Ingredients
1 1/4 pounds carrots, roughly chopped (about 3 1/2 cups)
1 tablespoon olive oil, divided
1/2 teaspoon plus 1/8 tsp. kosher salt, divided
2 cups chopped yellow onion
2 tablespoons red curry paste
2 teaspoons grated peeled fresh ginger
1 teaspoon crushed red pepper
1 (15-oz.) can unsalted cannellini beans, drained
3 cups unsalted vegetable stock
1 (15-oz.) can light coconut milk
3 tablespoons fresh lime juice
1/2 teaspoon black pepper
1 cup chopped fresh cilantro
2 ripe avocados, thinly sliced
1 cup cooked lentils
Preheat oven to 450°F. Toss together carrots, 1 1/2
teaspoons oil, and 1/2 teaspoon salt on a large foil-lined baking sheet. Roast
at 450°F until carrots are fork-tender, about 20 minutes, stirring once.

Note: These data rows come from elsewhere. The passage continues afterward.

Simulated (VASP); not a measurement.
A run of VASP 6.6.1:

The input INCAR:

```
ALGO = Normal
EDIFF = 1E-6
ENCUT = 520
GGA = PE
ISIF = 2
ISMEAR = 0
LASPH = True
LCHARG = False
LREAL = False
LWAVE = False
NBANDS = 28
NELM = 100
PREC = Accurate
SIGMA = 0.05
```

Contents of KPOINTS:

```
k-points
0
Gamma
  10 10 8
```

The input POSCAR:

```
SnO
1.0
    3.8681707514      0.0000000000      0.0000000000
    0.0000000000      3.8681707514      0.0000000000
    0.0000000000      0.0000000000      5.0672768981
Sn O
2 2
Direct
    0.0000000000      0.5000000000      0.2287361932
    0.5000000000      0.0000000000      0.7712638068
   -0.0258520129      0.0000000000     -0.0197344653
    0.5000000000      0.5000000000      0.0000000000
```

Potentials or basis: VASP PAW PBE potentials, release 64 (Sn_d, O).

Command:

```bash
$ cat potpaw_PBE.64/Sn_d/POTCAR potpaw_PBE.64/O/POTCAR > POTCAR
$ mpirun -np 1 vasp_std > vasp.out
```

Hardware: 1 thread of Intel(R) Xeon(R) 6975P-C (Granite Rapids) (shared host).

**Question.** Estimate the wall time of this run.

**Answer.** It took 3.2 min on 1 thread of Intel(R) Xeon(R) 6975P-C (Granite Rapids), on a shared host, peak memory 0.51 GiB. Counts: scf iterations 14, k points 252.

Meanwhile, heat remaining 1 1/2 teaspoons oil in a Dutch oven
over medium. Add onion; cook, stirring often, until lightly browned, 10 to 15
minutes.
Add curry paste, grated ginger, and crushed red pepper to
Dutch oven, and cook, stirring constantly, until fragrant, 1 minute. Add cooked
carrots, cannellini beans, vegetable stock, coconut milk, and remaining 1/8
teaspoon salt. Bring to a boil over high. Reduce heat to medium, and simmer 5
minutes.
Pour mixture into a blender. Remove center of blender lid to
allow steam to escape; secure lid on blender. Place a clean kitchen towel over
opening in blender lid. Process until smooth, about 1 minute.
Stir in lime juice and black pepper. Divide soup among 6
bowls; top evenly with cilantro, avocado, and lentils.